DC response of an RL filter: For the RL network from Problem 50561, if a 15 V DC input is applied and the output is measured across the inductor, what is the steady-state output voltage?

Introduction / Context:
This question checks your understanding of the steady-state DC behavior of inductors in basic RL filters. The output is taken across the inductor, and the input is a constant (DC) voltage source.

Given Data / Assumptions:

• Input is DC: Vin = 15 V (constant).
• RL network as previously described: R in series with L.
• Output node is across the inductor.
• We are interested in steady-state (long after switching transients die out).

Concept / Approach:
At steady-state DC, an ideal inductor behaves like a short circuit (its reactance XL = 2 * pi * f * L is zero at f = 0). Therefore, the DC voltage drop across an ideal inductor is zero after transients have settled.

Step-by-Step Solution:
For DC (f = 0), XL = 0Inductor becomes a short ⇒ V_L(steady) = 0Hence, the steady-state output across the inductor is 0 V

Verification / Alternative check:
Transiently, immediately after application of DC, the inductor initially resists change in current and can have a non-zero voltage. But as time → ∞, current becomes constant and the inductor drop goes to zero.

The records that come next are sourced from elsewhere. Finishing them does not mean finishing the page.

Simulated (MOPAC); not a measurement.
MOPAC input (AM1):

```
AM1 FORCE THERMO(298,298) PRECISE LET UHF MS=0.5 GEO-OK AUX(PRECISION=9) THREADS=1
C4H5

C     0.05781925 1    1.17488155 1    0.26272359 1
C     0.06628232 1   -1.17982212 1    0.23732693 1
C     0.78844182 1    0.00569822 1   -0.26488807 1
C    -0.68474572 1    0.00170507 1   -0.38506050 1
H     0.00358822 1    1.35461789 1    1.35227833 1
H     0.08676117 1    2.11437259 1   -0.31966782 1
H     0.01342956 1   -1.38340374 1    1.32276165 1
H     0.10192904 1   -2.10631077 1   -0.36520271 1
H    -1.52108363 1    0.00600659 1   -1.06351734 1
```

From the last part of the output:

Why Other Options Are Wrong:

• 15 V: Would require the inductor to be an open at DC, which is false.
• 7.07 V or 10.6 V: These are AC-related magnitudes (rms fractions); not applicable to steady-state DC.

Common Pitfalls:
Confusing instantaneous response with steady-state, or thinking an inductor always blocks or passes voltage like a capacitor. At DC, inductors short; capacitors open.

Final Answer:
0 V